Tottenham‘s Premier League season ended on 19 May, just like everybody else’s, but the defining point of their campaign occurred six months earlier with a 4-1 defeat to Chelsea in which the scoreline felt almost like an afterthought.
Now that he has been excluded from Gareth Southgate’s 26-man squad, it’s also clear that loss marked the beginning of the end of James Maddison’s Euro 2024 dream.
Before that game, Spurs had been the early pace-setters, swaggering their way to the top of the table with Maddison, the marquee signing of a transformational summer, embodying the new era in N17 like no other.
Maddison was named joint vice-captain with Cristian Romero by Ange Postecoglou and handed the No 10 shirt newly vacated by the departing Harry Kane before the curtain-raiser at Brentford, proof of the club’s faith in his inspirational talent.
He vindicated that belief by making a stunning start to the season, scoring three goals and setting up five more in his first 10 appearances before hobbling off with an ankle injury in that ill-fated London derby in his 11th.

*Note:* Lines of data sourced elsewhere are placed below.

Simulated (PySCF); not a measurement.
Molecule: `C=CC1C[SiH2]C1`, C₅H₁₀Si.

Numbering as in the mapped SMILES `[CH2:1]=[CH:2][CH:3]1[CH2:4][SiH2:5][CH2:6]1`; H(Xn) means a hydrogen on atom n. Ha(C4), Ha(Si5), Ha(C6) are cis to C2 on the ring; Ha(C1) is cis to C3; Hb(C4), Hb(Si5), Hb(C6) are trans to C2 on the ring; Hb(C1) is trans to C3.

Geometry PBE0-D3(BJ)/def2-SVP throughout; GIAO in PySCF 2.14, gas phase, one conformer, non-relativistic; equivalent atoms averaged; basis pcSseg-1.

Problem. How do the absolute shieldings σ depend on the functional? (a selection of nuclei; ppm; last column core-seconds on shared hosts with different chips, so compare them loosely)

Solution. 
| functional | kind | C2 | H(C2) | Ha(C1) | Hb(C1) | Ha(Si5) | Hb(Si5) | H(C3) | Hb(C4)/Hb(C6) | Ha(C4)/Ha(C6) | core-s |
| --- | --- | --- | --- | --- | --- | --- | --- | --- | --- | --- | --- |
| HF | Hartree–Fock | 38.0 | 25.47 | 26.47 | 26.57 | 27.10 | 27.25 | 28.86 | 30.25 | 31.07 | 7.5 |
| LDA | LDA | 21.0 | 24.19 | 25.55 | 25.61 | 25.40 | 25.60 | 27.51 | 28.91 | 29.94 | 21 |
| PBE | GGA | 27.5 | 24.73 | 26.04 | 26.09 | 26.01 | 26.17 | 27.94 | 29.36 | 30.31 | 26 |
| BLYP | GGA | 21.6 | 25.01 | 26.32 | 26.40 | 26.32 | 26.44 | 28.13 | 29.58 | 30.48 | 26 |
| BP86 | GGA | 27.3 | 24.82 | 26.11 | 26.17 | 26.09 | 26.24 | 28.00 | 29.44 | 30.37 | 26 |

Maddison spent almost three months out and like Spurs as a whole, was unable to rediscover the same joie de vivre that had encapsulated those exhilarating first few months. A return of one goal and four assists in 17 games post-injury is a testament to his struggles in 2024. In some ways Southgate has just confirmed what many Spurs fans suspected would happen.
And the players himself would have known his grip on Southgate’s squad was slipping from his reach in May when Postecoglou benched him for crucial matches at Stamford Bridge and Anfield. It was a telltale sign of his dwindling form at a time when others like Cole Palmer, Eberechi Eze and Anthony Gordon were starting to peak.
Maddison is a proud Englishman. His pinned post on X, formerly Twitter, is a picture of him as a boy with a St George’s flag painted on his face wearing a David Beckham metatarsal-era red England shirt.
“Dreams really do come true,” was the accompanying caption on the post after he was picked for the World Cup 2022 squad.
His pre-tournament post for Euro 2024 was one of regret rather than joy.
“Devastated doesn’t quite cut it,” he wrote on Thursday. “Trained well and worked hard all week but if I’m honest with myself, my form for Spurs when coming back from injury in the second half of the season probably wasn’t at the levels I had set which gave Gareth a decision to make.
“I still thought there would be a space for me in a 26-man squad as I feel I bring something different and had been a mainstay in this whole qualifying campaign for Euro 2024 in Germany but the manager has made the decision and I have to respect that. I’ll be back, I have no doubt.”
A popular figure in the dressing room, Maddison will be missed by some in the England camp over the next month. He struck up a great rapport with captain Harry Kane during Spurs’ pre-season last summer, and has played golf with north London rival Declan Rice during down time this week.
“Wishing the boys all the luck in the world out in Germany, unbelievable group and lads that I literally call some of my best friends,” he said in his post.
But with competition particularly fierce in his area of the pitch, he can have few complaints about missing out.
His club are the big beneficiaries of Southgate’s decision. Maddison will have a few weeks to ruminate and recuperate before joining his teammates for their pre-season tour of Japan and South Korea. It would be no surprise to see him start his second season at Spurs in the same manner that he did his first, reinvigorated with a point to prove.
He signed off his statement: “I genuinely hope football comes home.” Unfortunately for him, he’ll have to watch on from afar.